Not long after the episode of the big Mako, My wife Maia and I had the incredible luck to be able to join two of our great friends, Terry and Jean Mathews, for a 9 day live-aboard trip out of Cairns, in North Queensland. This is almost certainly the best destination in the World for big Black Marlin, and I greatly wanted to see from the experts, just how to handle really big fish. I was not disappointed !Right from the start, we had incredible action, and I don’t think we had a single day without almost constant excitement. our skipper was the legendary Charlie Chambers, who had been Max Lawson’s captain for 12 years, and Bob Dyer’s skipper for another 17 years. Charlie was one of the World’s top skippers of his day. The two ‘deckies’, Maurie and Tim, were great guys, and the whole trip was a real fun adventure, full of laughs and excitement.
I have never seen so many huge marlin as I saw on this trip. A grander was termed a ‘horse’ , and that what everyone hoped to get. If the fish was under 500 lbs it was called a ‘rat’ and not worthy of note, so every effort was made to get it up and release it without delay, so that the boat could go after a ‘decent’ fish !
We actually saw film star Lee Marvin catch three granders in four days,almost alongside us. He seemed to get a strike almost every time he passed us by, but we had fish up to an estimated 950 lbs, but the grander eluded us. No matter, we had the most incredible fishing, and in the 9 days, we tagged 17, and boated 2. I learned a lot from a World class crew, and for me this was the best thing I have ever done. The techniques and methods used in Cairns inspired me to modify and adapt our own techniques here, to good effect, enabling us to get big sharks as well as marlin here too.
Each evening we’d go in behind the reef to anchor for the night. Some of the reef gaps were narrow and in behind the reef were many ‘bommies’ (coral heads) so it was usually necessary to get in while it was light enough to see them. This is where I learned an interesting trick from Charlie.

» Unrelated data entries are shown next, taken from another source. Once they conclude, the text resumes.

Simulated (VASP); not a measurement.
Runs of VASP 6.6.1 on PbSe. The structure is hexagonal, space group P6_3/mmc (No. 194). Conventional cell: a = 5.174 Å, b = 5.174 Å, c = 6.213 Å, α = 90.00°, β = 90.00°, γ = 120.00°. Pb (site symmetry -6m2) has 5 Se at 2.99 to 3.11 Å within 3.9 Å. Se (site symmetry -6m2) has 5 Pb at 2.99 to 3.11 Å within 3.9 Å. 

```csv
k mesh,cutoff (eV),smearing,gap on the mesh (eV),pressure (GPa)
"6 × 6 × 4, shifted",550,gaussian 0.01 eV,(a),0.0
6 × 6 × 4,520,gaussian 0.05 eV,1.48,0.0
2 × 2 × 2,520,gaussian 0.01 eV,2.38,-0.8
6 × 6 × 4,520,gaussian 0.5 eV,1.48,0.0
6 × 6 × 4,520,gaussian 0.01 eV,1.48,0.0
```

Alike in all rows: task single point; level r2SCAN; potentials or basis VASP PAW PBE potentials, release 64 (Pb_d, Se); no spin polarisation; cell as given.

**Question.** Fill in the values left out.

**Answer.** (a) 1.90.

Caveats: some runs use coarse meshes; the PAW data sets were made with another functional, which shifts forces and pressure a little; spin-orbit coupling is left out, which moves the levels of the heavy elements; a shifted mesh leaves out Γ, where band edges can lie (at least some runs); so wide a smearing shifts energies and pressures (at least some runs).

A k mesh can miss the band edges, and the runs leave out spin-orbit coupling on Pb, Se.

One of the other boats had been fighting a fish into the dark, outside, and could not see his way in in the dark. we were already anchored behind the reef and Charlie was directing him in by radio. To do this, we used our radar to spot where the reef-break was. Charlie spread a sheet of tracing paper on the radar screen, and when a wave reared up to break on the reef, he would see a momentary spot of light reflected off the vertical face of the wave as it broke. He would mark each spot of light with a pencil, and after some time, the reef-break would become apparent, with no pencil marks there. He could then direct the incoming boat to enter through the unmarked channel !
This could be something worth remembering, for those who have radar.